If we were able to realize the full potential of the new technologies and strategies that we have embraced over the past 15 years, we’d be living in software-development nirvana. The cloud was supposed to eliminate downtime. In theory, microservices make apps more agile and greatly increase the efficiency of the teams that develop and administer software built around a microservices infrastructure. Orchestrators and automated provisioning were supposed to remove tedious, manual processes from admins’ lives as easy as clicking buttons.
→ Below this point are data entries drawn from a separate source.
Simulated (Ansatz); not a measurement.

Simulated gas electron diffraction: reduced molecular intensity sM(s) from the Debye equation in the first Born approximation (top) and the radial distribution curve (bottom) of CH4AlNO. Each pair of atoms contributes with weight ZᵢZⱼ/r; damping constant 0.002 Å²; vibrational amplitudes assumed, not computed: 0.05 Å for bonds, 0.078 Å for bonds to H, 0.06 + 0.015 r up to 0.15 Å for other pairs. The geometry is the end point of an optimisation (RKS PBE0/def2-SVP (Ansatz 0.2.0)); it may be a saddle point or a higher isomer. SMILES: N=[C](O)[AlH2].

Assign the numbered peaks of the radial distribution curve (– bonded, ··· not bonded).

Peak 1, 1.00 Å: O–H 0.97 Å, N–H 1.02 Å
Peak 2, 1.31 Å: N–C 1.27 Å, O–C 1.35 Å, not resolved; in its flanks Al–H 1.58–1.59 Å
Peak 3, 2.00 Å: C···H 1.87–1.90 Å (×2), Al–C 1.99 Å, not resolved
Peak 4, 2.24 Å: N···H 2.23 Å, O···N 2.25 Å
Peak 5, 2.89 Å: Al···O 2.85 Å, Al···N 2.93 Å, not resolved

Yet with all of the innovations that the computing world has seen since the early 2000s, nirvana remains elusive. New tools are not being used to maximum effect because, as the toolsets have expanded in size and apps have been broken into smaller services, learning curves have also increased. We lack solutions that can bridge or integrate all of the different technologies we work with today. And above all, despite the significance of DevOps, culture change has not kept pace in many respects with technological change.

As a result, workflows are still not nearly as streamlined as they could be. Admins still spend lots of their workdays manually provisioning or configuring software that is supposed to be deployed automatically.

Why have we fallen short of achieving software-development nirvana? At the root of the problem lie the following five challenges, which persist despite all of the technological innovations of the past 15 years:

  • The average organization is not Netflix or Google. It’s smaller and has fewer resources. As a result, it can’t consume or implement new technologies in the same way—even though many organizations mistakenly try to do this. Nor does the average organization have the staff or capital to build new tools from the ground up to suit its particular needs in the way that tech giants can.
  • Companies try to implement new tools without realizing that these tools often come with huge learning curves. New tools that often seem elegant are only useful in practice as long as engineering teams can use them without being required to learn the underlying architecture that these tools are supposed to abstract away.
  • Tooling remains weak. Organizations have adopted specific tools, like Jenkins, but they have not constructed the complete CI/CD pipelines that they require to take full advantage of those tools. Jenkins on its own only automates a specific part of your workflow; it doesn’t provide the full automation that you need to thrive in today’s technology landscape. Plus, when not used properly, tools like Jenkins add more complexity than they eliminate because they come with a lot of overhead, outdated plugins, and confusing documentation. Something’s rotten in the state of Jenkins, indeed.
  • Organizations which have attempted to embrace DevOps have not always understood (despite the term DevOps) that DevOps is about more than just encouraging collaboration between developers and IT Ops. You need to streamline collaboration across your entire organization — which means also including QA, security teams, etc. In other words, to reap the benefits of DevOps, you have to be comprehensive in your approach to DevOps and the workflows that accompany it.
  • For as much as technology has evolved, there are still big gaps in the stack. We’re good at automating infrastructure provisioning and code integration, for example, thanks to tools like Chef, Kubernetes, Swarm, Mesos and Jenkins. But the deployment and continuous feedback processes still tend to rely heavily on manual intervention by development and admin staff. Even the automation tools that do exist are effective only when engineers can use them without having to learn the underlying architectures that the tools are supposed to abstract or perform the manual processes that they are supposed to obviate.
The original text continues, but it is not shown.